In its first-quarter results for the period ended December 2022, the wood fibre product group said its earnings before interest, taxes, depreciation, and amortisation (Ebitda) for the reported period amounted to $290 million (R4.9bn), 21% higher year-on-year and in line with guidance.

Sappi posted a net profit of $190m for the period, compared with a profit of $123m in the first quarter of the prior financial year, while net debt decreased to $1.24bn, from $1.92bn in the prior comparable quarter.

The group reported that earnings per share, excluding special items for the quarter, were 30 US cents, which was a substantial improvement from the 20 US cents in the prior year.

“Special items increased earnings by $6m due to a positive plantation fair value adjustment,” it said.

Sales volumes were down 14% compared to the prior year, driven primarily by the large customer inventory build.

CEO Steve Binnie said: “The positive results were underpinned by year-on-year pricing gains for paper products, which offset cost inflation, lower sales volumes, and delivered an Ebitda margin of 17.5%.“

He said the lower profits were relative to the record levels in the prior quarter. This was reflective of the slowing global economy, which led to a softening in demand for Sappi products.

Challenges were the volatile and uncertain macroeconomic environment, including the ongoing geopolitical turmoil, rampant inflation, rising interest rates, and an underperforming Chinese economy, as well as rapid downstream inventory accumulation in all the firm’s major product categories.

“Factoring in the protracted macroeconomic uncertainty, and coming off three-quarters of outperformance, we anticipate a return to a normalised level of earnings in full-year 2023,” Binnie said.

He warned that the second quarter would likely be the most challenging with a recovery in earnings expected later in the financial year.

“Ebitda for the second quarter of full-year 2023 is expected to be below that of the first quarter,” Binnie said.

The group said a series of price increases in the previous year neutralised the impact of cost inflation and lower sales volumes in the graphic papers segment. Margins remained healthy, but reduced relative to the highs of recent quarters. Sales volumes were down 31% compared to the prior year and production rates were optimised to match sales.

“Underlying demand in the packaging and speciality papers segment remained relatively stable. Selling price realisation more than offset the lower sales volumes and supported year-on-year margin expansion for the segment,” it said.
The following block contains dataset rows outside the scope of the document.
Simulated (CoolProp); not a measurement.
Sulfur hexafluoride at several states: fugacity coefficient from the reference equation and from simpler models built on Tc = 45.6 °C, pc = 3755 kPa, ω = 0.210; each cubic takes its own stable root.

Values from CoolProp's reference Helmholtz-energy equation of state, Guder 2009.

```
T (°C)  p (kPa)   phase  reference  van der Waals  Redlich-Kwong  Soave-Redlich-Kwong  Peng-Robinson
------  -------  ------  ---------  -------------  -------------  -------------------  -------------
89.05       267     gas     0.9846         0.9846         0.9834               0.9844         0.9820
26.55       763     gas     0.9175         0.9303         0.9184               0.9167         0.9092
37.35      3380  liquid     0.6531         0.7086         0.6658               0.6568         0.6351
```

Looking forward, Sappi said: “Although the global economy will undoubtedly face significant challenges in 2023, the recent easing of the energy crisis in Europe, slowing of global inflation, and the opening of the Chinese economy are positive economic indicators.

“Nevertheless, the short-term outlook is expected to be negatively impacted by the combination of the final phase of the downstream inventory destocking cycle, the resulting impact on sales volumes across all market segments, and the relatively high-cost base- albeit this is starting to turn,” it said.